The City of Hondo is moving forward with plans to obtain an economic development grant to build a new welding school annex as an addition to the South Texas Regional Training Center.

If the sought-after grant from the United States Economic Development Administration is approved, construction of the building would begin in 2016 with the offering of classes to local high school students targeted for Fall 2016 or Spring 2017.

The STRTC as structured can currently accommodate academic and vocational courses that do not require heavy equipment or ventilation.

However, to accommodate the offering of classes like welding, auto mechanics, construction, heating, ventilation, air-conditioning and plumbing, the city needs a building suited for those purposes, explained Economic Development Director Jesse Perez.

“We have applied for a USEDA grant to be able to build an additional building at the South Texas Regional Training Center,” said City Manager Jeff Litchfield on Monday. “The welding annex would be a new building, about 8,000 square feet that could be used for metal fabrication trades. We would have welding booths and classrooms for welding, as well as pipe-fitting and other related technical trades.”

The estimated cost of the building is $1.2 million and the city hopes the grant covers 80% of the project costs, according to Litchfield. Under the $1.2 million request, EDA would provide the city $960,000 contingent on a $240,000 match from the city.

“We submitted the grant for first pass-through and they should decide if it’s a viable USEDA project,” he said. “If they do, we will submit a more formal document after doing some engineering work.”

“If this happens, the city would work with Goodwill Industries to provide the welding and trades training,” he added. “Goodwill Industries does this in Corpus Christi at the Craft Training Center. Several of us have recently been down there to tour that center. They offer training to students from about 18 area high schools to take (metal) industry trades.”

Once the daytime training classes for local high school students are up and running, Litchfield said the plan is to offer welding and trade classes to the adult community in the evenings.

“Goodwill would begin by offering welding, pipefitting and those types things,” he said. “Later on, we hope to add plumbing, HVAC training and those kinds of skills.”

Although gas prices have fallen, threatening the viability of the boom in the Eagle Ford Shale, there have always been ample career opportunities for welders and those trained in other fabrication and service trades, noted Litchfield.

“There are still plenty of jobs,” he said. “I saw an article in the Wall Street Journal about a kid from Texas in his early 20s who learned to weld and he made $140,000 last year. We think there are big opportunities for welders besides what is needed on farms and ranches or in the oil field. The jobs are still out there. All types of industries need welders.”

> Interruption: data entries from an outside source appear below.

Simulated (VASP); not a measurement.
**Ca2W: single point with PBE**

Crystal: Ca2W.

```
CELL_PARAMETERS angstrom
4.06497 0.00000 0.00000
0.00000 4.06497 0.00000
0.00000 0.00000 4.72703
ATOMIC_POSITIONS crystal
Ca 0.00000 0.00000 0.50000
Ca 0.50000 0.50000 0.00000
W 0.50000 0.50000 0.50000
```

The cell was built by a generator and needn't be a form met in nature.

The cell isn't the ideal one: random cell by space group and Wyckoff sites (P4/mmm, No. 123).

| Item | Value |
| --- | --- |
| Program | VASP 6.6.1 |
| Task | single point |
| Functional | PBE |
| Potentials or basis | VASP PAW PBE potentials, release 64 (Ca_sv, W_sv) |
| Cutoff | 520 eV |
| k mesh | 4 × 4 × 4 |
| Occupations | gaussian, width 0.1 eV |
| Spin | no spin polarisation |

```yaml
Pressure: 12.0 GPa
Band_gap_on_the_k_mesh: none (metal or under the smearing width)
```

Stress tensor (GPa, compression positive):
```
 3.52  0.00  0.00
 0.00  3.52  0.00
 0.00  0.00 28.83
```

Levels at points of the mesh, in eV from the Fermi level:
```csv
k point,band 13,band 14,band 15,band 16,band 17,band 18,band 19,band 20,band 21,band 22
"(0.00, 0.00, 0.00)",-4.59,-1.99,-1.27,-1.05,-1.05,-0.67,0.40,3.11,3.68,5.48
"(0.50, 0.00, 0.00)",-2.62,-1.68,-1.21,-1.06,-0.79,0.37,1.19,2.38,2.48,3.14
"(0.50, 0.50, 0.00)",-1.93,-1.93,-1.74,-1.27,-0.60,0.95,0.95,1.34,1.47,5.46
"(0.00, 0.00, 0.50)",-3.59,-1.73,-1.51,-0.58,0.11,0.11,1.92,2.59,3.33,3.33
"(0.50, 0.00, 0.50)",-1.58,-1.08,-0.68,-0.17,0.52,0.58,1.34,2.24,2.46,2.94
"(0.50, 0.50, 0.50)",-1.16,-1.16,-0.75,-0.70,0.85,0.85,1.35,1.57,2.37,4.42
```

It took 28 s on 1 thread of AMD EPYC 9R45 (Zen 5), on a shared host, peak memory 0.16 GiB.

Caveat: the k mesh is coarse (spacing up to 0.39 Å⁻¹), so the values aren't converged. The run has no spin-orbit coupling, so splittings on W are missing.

“Companies like VT and Hondo Aerospace need specialized ladders, racks and other things built all the time and that involves custom welding,” he said. “There are many, many welding needs outside the Eagle Ford region and the oil industry.”

The city will know this summer if the USEDA grant award is forthcoming, according to Litchfield. Construction would then begin on the annex on a seven-acre site just north of STRTC in late 2015.

“If it comes to fruition, it would probably be well into 2016 before the building is completed,” he said. “The airport would contribute about seven acres of land for the building site.”

Regarding academic courses, Litchfield said Concordia University is now offering a Masters of Education Degree and a Bachelors degree for teachers’ aides at the training center. The first group of enrollees in the masters degree program for teachers is due to graduate in May of this year.

Concordia also recently coordinated with Hondo Aerospace, as the two entities are making plans to offer a bachelor of arts degree program to pilot trainees seeking flight certification. The classes are intended to enhance the education of student pilots who enroll in the Aviation Academy of America.